Confetti Naturescapes: Quilting Impressionist Landscapes
by Noriko Endo
Dragon Threads, 2010
I first saw Noriko Endo’s work in person at the opening of Quilt National 2007, where her Sylvan Ambience #2
had won Best of Show. The piece features one of Endo’s characteristic woodland scenes, with dark tree trunks dancing in the early spring sunshine, bright green and yellow leaves in the background, and a delicate sprinkling of pink wild azalea on the left side. It is magical.
This is the same piece featured on the front of Endo’s new book, Confetti Naturescapes: Quilting Impressionist Landscapes.
Noriko was unable to attend the opening of Quilt National because it was the same day as her daughter’s wedding in Tokyo. “I nearly fell off my chair with astonishment when I received an e-mail from my friend, Georgia French, who attended the ceremony and knew my quilt had been awarded Best of Show,” writes Noriko in the book. “I thought this was a gift from God to me.”

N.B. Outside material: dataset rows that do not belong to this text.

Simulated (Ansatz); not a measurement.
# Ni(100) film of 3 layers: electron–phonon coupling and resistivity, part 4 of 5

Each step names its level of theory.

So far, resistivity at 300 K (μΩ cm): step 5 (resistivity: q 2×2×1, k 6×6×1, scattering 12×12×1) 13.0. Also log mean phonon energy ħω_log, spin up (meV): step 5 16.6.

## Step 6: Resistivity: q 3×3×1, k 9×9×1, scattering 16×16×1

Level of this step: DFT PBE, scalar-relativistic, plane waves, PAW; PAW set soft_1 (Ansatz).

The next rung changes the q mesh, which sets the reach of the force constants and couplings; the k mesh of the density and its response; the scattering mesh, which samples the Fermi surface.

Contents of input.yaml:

Confetti Naturescapes features a brief biography of Endo, who was born and reared in Japan, and learned to love knitting and hand crafts from her mother. After earning a degree in English and American literature, she married, and lived with her husband and young children in the United States (Queens, NY) and Pakistan (Karachi) in the 1970s. She made her first quilt (a traditional log cabin pattern) in 1985, and her first landscape using her signature confetti technique in 1993.
The book documents how she started using the technique of creating designs using “toothpick size” snippets of fabric. It also has sections on finding inspiration, selecting photographs on which to base designs, and one project. There are also chapters on creating painted details, embellishing, and longarm quilting, as well as how to make a “rod pocket” (sleeve), and how to bind the piece. But most of the book (105 pages of it) is a glorious stroll through Noriko’s work from 1994 to 2010.
Most of the spreads in the gallery section feature a full shot of each piece, as well as a detail shot where you can see the stitching and pieces of fabric up close, and comments and insights on the piece by Noriko. The piece in the photo above is Radiant Reflections (2008).
The detail shots in the book reveal the intricate stitching on Noriko’s work that might go unnoticed otherwise – irregular zig-zag stitches on the sides of the trees to imitate the sunlight hitting them, and in her later work, subtle leaf patterns.
The descriptions of her technique are very engaging; I had not realized that her compositions were created directly on top of batting. She places the snippets of fabric and larger, cut pieces – such as the tree trunks – under a layer or two of tulle, and then heavily stitches them, either on her home sewing machine or on a longarm machine. Although she uses photos as inspiration for her work, she does not work directly from them, nor does she seek to faithfully reproduce them.
Everywhere, Endo’s love of trees is evident. “I love trees, especially mature trees,” she writes. “Most of my quilts are large, as I want the viewer to feel as if they are standing in the woods looking at the trees.” She also loves light – and the way it filters through leaves, changing their colors, creating a reverent mood, and diffusing down onto the forest floor. “When I began my woods series,” says Endo, “I wanted to show the trunks chased by the light.”
This shot shows Noriko with Linda Teufel, publisher of Dragon Threads
(left), at the 2010 Fall International Quilt Market in Houston in October:
I also took the two photos below of Noriko’s Peony (2010) at International Quilt Market. This piece marks a bit of a departure from her earlier work, as it features heavy white machine embroidery of tree trunks and peonies on the surface.
|Peony (2010; 48 x 45") by Noriko Endo|
|Peony (detail) by Noriko Endo|
The inclusion of Noriko’s early work in the book allows you to appreciate that although her main subject (nature, trees, and light) has remained the same over the years, her technique, style and artistry have really evolved. Her work has become much more sophisticated, and she has started using more diverse materials (paint, yarn, Angelina fibers). While she has never wandered far from landscapes, her pieces now often include more intricate quilting designs, creatures such as herons, chipmunks and turtles; and her growing interest in the reflections in water is more evident. I look forward to seeing how her work evolves in the coming years.
See more of Noriko’s work at www.norikoendo.com
. You can purchase a copy of Confetti Landscapes at Dragon Threads
. (It will not be available from Amazon.com for one year.)
I have a copy of Confetti Naturescapes to give away to one lucky blog reader! Leave a comment after this post; I’ll pull one person’s name at random at noon EST on Wednesday, December 22. If you sign up to follow my blog (see the sidebar on the right side of my blog and look for the "FOLLOW" button), leave me a second comment that you have done so, and I'll put your name in the hat a second time. And if you help me spread the news about my give-away through your blog, Facebook or Twitter, leave me a comment about that, and I’ll put your name in the hat another time!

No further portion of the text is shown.